Keith v. Norfolk Southern Railway Co.

Vaughn, J.

The defendant brings forward but one exception and assignment of error. It contends that error was committed in the court’s failure to grant its motion for nonsuit. The defendant contends that the negligence of the plaintiff was the sole proximate cause of his injury and that the defendant was without negligence contributing to the injury. We disagree.

The Federal Employers’ Liability Act, as set forth in U.S.C.A., Vol. 45, § 51, (hereinafter referred to as the Act) provides that every common carrier by railroad while engaged in intrastate or interstate or foreign commerce, shall be liable in damages to any employee for injuries “resulting in whole or in part from the negligence of any of the officers, agents, or employees of such carrier, or by reason of any defect or insufficiency, due to its negligence, in its cars, engines, appliances, machinery, track, roadbed, works, boats, wharves, or other equipment.”
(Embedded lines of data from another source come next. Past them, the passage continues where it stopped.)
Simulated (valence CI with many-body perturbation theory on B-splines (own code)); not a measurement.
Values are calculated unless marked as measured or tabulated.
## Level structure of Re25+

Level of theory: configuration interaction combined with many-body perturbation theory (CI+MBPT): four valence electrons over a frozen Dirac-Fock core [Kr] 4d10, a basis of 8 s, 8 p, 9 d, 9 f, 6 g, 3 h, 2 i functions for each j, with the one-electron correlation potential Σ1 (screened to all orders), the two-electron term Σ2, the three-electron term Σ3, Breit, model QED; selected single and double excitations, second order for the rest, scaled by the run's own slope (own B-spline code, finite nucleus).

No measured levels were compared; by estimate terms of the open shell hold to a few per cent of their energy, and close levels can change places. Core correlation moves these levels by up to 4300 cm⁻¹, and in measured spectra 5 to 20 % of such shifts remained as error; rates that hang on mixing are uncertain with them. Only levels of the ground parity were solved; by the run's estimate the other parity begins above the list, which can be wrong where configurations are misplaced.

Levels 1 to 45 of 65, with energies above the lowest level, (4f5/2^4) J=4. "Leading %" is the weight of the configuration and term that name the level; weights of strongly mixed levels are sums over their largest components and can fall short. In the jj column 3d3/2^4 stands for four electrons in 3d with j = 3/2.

In determining whether or not error was committed in the denial of the defendant’s motion for nonsuit, we are not concerned with the plaintiff’s contributory negligence. Under the provisions of the Act, contributory negligence is not a bar to recovery, but, in the event of recovery, the damages shall be diminished by the jury in proportion to the amount of negligence attributable to the plaintiff. Futrelle v. R. R., 245 N.C. 36, 94 S.E. 2d 899, reversed on other grounds, 353 U. S. 920, 1 L. Ed. 2d 718, 77 S. Ct. 682; Graham v. R. R., 240 N.C. 338, 82 S.E. 2d 346; Cobia v. R. R., 188 N.C. 487, 125 S.E. 18; Davis v. R. R., 175 N.C. 648, 96 S.E. 41. Therefore, the sole question before us is whether or not the plaintiff’s evidence was sufficient to take *201the case to the jury on the question of actionable negligence on the part of the defendant railroad.

The basis of liability ünder the Act is negligence proximately causing injury. The plaintiff must show something more than a fortuitous injury. Battley v. Railway Co., 1 N.C. App. 384, 161 S.E. 2d 750; Camp v. R. R., 232 N.C. 487, 61 S.E. 2d 358. The employer’s duty under this Act is to use reasonable care in furnishing employees with a safe place to work and safe tools and appliances. Battley v. Railway Co., supra. Railway companies are- held to a high standard of care commensurate with the attendant risks and dangers. McGraw v. R. R., 206 N.C. 873, 175 S.E. 286.

The Act is to be construed liberally and evidence of liability thereunder may be either direct or circumstantial. Battley v. Railway Co., supra.

Without a lengthy recital of the evidence it suffices to say that the record is replete with evidence of defendant’s negligence. The plaintiff was assigned to a new job without advice or instructions. He was told his crew would not have a work train that day. Employees of defendant were working at each end of the three-quarters of a mile section of track on which plaintiff was told to operate the truck. Defendant’s employee Hollis, who was operating a dragline at plaintiff’s loading point, saw the work train approach from the south, moved his dragline boom off the track and greeted the train crew with a wave. He was expecting plaintiff to come from the north at any moment. The evidence tends to show that he had ample opportunity to warn the train crew by handsignal and that, if he had done so, the train would have stopped. He did nothing and the collision between plaintiff’s truck and the work train occurred shortly thereafter. There was also evidence tending to show that Hollis had a duty to post warning flags but failed to do so. R. B. Sauls, section foreman for defendant,,-was operating a hy-rail truck in a northerly direction along the track in front of the work train. He came up behind plaintiff as plaintiff was preparing to dump a load of dirt. Sauls and plaintiff talked and arranged for Sauls to get around plaintiff. Sauls did not advise plaintiff that a work train was also coming north behind him. Without any warning to plaintiff, Sauls observed him start south on a collision course with the work train which he knew was coming north.

*202There was evidence of other acts and omissions by defendant from which the jury could have properly found negligence on the part of defendant proximately resulting in plaintiff’s injuries. Upon instructions not contained in the record, the jury so found. The jury also found contributory negligence on the part of plaintiff and presumably diminished his award accordingly. In this we find no error.

No Error.

Campbell and Parker, JJ., concur.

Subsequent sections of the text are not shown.